AI Is Not Just Digital. Utah’s Stratos Fight Shows Its Physical Cost
A proposed $100 billion AI data center in Utah has triggered backlash over water, power, local control, and the environmental footprint of the AI boom.
A proposed $100 billion AI data center in Utah has triggered backlash over water, power, local control, and the environmental footprint of the AI boom.
A massive AI infrastructure project approved in northwest Utah is becoming one of the clearest examples yet of the growing tension between technological expansion and environmental limits.
Last week, county commissioners approved plans for “Stratos,” a proposed $100 billion AI and data infrastructure development expected to span roughly 40,000 acres in Box Elder County near the Great Salt Lake basin.
Supporters describe the project as a transformative investment in America’s technological future — one tied to artificial intelligence, cloud computing, energy production, and potentially defense-related infrastructure. Critics see something very different: a warning sign of what the AI boom could demand from local communities, power grids, water systems, and fragile ecosystems.
The scale alone has drawn national attention.
According to reports, the project could eventually require up to 9 gigawatts of power — more electricity than the entire state of Utah currently consumes.
Developers insist much of that power would be generated onsite or separately sourced, while opponents argue that energy infrastructure at this scale inevitably affects surrounding regions through transmission, emissions, pricing, and long-term resource planning.
Kevin O’Leary, one of the project’s most visible backers, has promoted Stratos as a major economic opportunity, claiming it could create 10,000 construction jobs and 2,000 permanent positions.
Other estimates are more restrained. Business Insider reported projections closer to 4,000 construction jobs spread over a decade or more and approximately 1,350 permanent jobs once operational.
For many local residents, however, the debate extends far beyond employment numbers.
Nearly 4,000 complaints and objections were reportedly submitted ahead of approval. Environmental groups, residents, and local activists have raised concerns about water usage, rising energy demand, air quality, heat generation, tax incentives, and the long-term impact on the Great Salt Lake ecosystem — an already vulnerable environmental system that scientists have warned is under severe pressure from drought, climate change, and overuse.
Water remains one of the least resolved questions surrounding the project.
Modern AI infrastructure requires enormous amounts of cooling capacity, and large data centers around the world are increasingly facing scrutiny over water consumption. Utah officials have stated that additional environmental planning and water assessments will still be required, while critics argue the approval process moved faster than public understanding of the project itself.
The controversy also highlights a broader political question increasingly emerging across the United States: who gets to decide where AI infrastructure is built?

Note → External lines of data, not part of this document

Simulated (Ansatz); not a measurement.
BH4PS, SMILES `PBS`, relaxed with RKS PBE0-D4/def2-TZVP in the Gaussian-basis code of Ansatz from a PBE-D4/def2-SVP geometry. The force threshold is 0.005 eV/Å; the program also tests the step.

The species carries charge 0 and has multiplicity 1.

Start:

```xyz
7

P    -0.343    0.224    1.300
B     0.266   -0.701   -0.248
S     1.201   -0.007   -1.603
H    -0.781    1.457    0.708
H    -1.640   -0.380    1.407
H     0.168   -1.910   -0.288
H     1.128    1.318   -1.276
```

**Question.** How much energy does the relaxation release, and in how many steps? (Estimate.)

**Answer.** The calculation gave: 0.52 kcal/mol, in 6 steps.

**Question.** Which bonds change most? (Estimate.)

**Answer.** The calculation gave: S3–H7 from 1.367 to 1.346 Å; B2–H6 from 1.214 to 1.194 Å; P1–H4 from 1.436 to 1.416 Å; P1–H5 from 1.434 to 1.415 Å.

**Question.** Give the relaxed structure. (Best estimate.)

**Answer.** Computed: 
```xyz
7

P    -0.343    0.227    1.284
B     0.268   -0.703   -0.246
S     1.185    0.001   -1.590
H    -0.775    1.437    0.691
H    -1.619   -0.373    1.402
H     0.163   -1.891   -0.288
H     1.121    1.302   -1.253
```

The project moved forward with support from Utah’s Military Installation Development Authority (MIDA), an entity originally created to support military and defense-related development. That has raised concerns among some residents who believe strategic or “national competitiveness” framing can reduce local influence over projects with long-term environmental consequences.
At the same time, many questions remain unanswered about the ultimate scale and purpose of infrastructure projects of this magnitude.
While companies describe these facilities as necessary for AI innovation, cloud computing, and future economic growth, the public often receives relatively little clarity about what systems these enormous computing hubs will ultimately support, how rapidly they may expand, or what safeguards will govern their use.
That uncertainty is increasingly colliding with broader public concerns surrounding artificial intelligence itself.
As governments and private companies expand the use of predictive systems, mass data processing, facial recognition, behavioral analysis, and surveillance technologies, critics argue that the physical buildout of AI infrastructure deserves far greater public scrutiny than it currently receives.
Companies such as Palantir and others operating in the defense, intelligence, and data analysis sectors have become symbols — for supporters and critics alike — of the growing intersection between AI, national security, private technology firms, and large-scale data collection.
None of this means projects like Stratos are inherently malicious. But it does raise an increasingly important democratic question:
How much infrastructure is being built before societies have fully decided how these technologies should be governed?
And that may ultimately be why the Stratos debate matters far beyond Utah.
Artificial intelligence is often discussed as something abstract — software, algorithms, digital transformation, productivity, innovation.
But AI is also physical infrastructure.
It requires land.
It requires electricity.
It requires water.
It requires cooling systems, roads, substations, industrial materials, and massive investment.
As governments and corporations race to build the infrastructure behind AI systems, communities around the world are beginning to ask the same question now being debated in Utah:
Who benefits from the AI boom — and who absorbs its costs?
The answer may shape not only the future of artificial intelligence, but the future relationship between technology, public trust, environmental sustainability — and democratic oversight itself.